Showing posts with label deer. Show all posts
Showing posts with label deer. Show all posts

Thursday, March 31, 2016

Grand Canyon: Corridor Trails - Phantom Ranch to Cottonwood Camp & Ribbon Falls

Phantom Ranch is a funny place. In the middle of seemingly nowhere, at the bottom of an inconceivably huge canyon lies this little slice of civilization. There are a smattering of buildings; lodges for the ecotourist, cabins for park rangers and other staff, and of course, Phantom Ranch itself, which is more or less a cantina. We awoke on day two to the thunder of power tools and earth movers shattering that tranquil sound of the awakening desert. I wondered how the small bulldozer got there, since the only way in is by foot, boat or beast of burden. I supposed it could have came by boat, or maybe lowered by helicopter. I hung my soaked sleeping bag on a bear hang pole (see previous post) and took care of my camp. We watched the masses depart during breakfast, leaving Phantom for destination's unknown. It didn't really feel like backpacking in that place. Too many people. Too many amenities. 

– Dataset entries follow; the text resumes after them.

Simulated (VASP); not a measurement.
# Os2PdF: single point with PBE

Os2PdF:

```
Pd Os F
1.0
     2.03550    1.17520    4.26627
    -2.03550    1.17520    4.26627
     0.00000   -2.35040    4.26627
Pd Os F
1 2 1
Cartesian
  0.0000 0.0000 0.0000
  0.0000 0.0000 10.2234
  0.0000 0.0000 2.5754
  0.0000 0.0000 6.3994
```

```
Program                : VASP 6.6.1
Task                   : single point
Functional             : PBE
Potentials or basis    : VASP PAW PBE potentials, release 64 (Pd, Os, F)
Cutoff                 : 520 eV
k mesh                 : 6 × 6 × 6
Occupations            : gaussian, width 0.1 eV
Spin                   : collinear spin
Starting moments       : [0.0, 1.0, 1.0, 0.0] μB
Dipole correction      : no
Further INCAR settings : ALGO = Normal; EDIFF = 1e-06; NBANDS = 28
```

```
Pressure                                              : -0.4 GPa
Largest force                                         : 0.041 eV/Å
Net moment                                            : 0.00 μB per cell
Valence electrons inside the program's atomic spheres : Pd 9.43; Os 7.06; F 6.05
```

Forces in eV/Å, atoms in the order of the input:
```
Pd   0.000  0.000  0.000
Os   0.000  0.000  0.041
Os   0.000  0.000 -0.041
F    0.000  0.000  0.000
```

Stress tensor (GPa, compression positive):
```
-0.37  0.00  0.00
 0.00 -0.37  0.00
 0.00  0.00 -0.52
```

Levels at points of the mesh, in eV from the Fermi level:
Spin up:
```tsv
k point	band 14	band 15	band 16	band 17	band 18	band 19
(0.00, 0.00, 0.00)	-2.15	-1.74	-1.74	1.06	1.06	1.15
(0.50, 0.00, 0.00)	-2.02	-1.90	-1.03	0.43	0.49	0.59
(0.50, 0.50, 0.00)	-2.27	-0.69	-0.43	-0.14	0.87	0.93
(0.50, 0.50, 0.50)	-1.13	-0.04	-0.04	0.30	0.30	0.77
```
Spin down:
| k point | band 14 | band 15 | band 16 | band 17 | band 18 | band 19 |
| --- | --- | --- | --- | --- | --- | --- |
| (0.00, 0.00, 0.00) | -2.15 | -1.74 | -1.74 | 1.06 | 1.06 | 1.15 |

Grand Canyon National Park
Ellen in "The Box".
 After a late start we left Phantom enroute to Cottonwood Camp below the north rim. Soon after departure, we entered an area on the North Kaibab Trail called "The Box". The Box is a narrow canyon flanked by towering vertical cliffs. It is notorious for being an inferno in the summer months, although in winter it was chilly since the giant rock walls prevent the sun from reaching the bottom most of the day. To me it felt like a slot canyon. The danger of falling rocks weighed on my mind the entire way through. Especially after seeing rocks fall on the adjacent wall across the creek, and climbing over various rock piles that blocked the trail as we hiked through. 

On the North Kaibab Trail
 Eventually the Box opened up to sunshine and views of the snow-covered north rim. The experience was quite different than the day before because we barely saw anyone. I think we encountered only one other hiker in the Box. Between the Box and Cottonwood Camp we ran into a group of three researchers who were studying the health of native fish in Bright Angel Creek. They actually lived down there during the winter. What a sweet gig!

Climbing to Cottonwood Camp
 We made camp in a huge group site under some cottonwoods in an otherwise empty Cottonwood Camp. Luckily my sleeping bag was completely dry. Determined to stay dry and warm, I stuffed my pad inside the bivy, thinking that by sleeping on instead of in it, I could still benefit from the heat reflecting properties and not wake up drenched. I was soon lulled to sleep by the pleasing sound of the creek and a slight breeze.

Heading south on North Kaibab. 
 Day 3 began with the silence and solitude one would expect from a backcountry locale in an immense wilderness like the Grand Canyon. Our plan was to return to Phantom Ranch through the Box, with a detour at Ribbon Falls. Ribbon Falls reminded me a lot of Leona Falls in the Cascades, except that in the Cascades, I had Leona Falls to myself. There were probably 20 or more people milling about Ribbon Falls when we arrived, and more arriving by the minute. Again I marveled at the amount of people so deep in the backcountry. It's a sight I had never seen before. No doubt the mule trains from the south rim, and the guide services running the river bring people to this area that wouldn't normally be here. And it's cool. I'm not complaining. If I couldn't do it myself, I would probably ride a mule too. 

Grand Canyon National Park
From behind Ribbon Falls



We reached Phantom Ranch in time to see a large herd of mule deer milling about Bright Angel Creek. The sun was setting and I just stood and watched them as long as I could. Watching animals in the wild is always such an amazing experience. It's like a window to a new world and new relationships that few people really get to see. I wondered: Where did they come from? Where are they going? Who is the leader? How many have died this year so far? Are any pregnant? Did they get cold at night? No matter how tough we humans think we are, we ain't shit compared to a wild animal, who every night sleeps in the dirt and the mud. Who has to find food and water. Who has to walk everywhere they go. Who has to constantly be on alert for other animals that want to take what they have. As it turns out, this would not be our only encounter with mule-deer on this trip... to be continued.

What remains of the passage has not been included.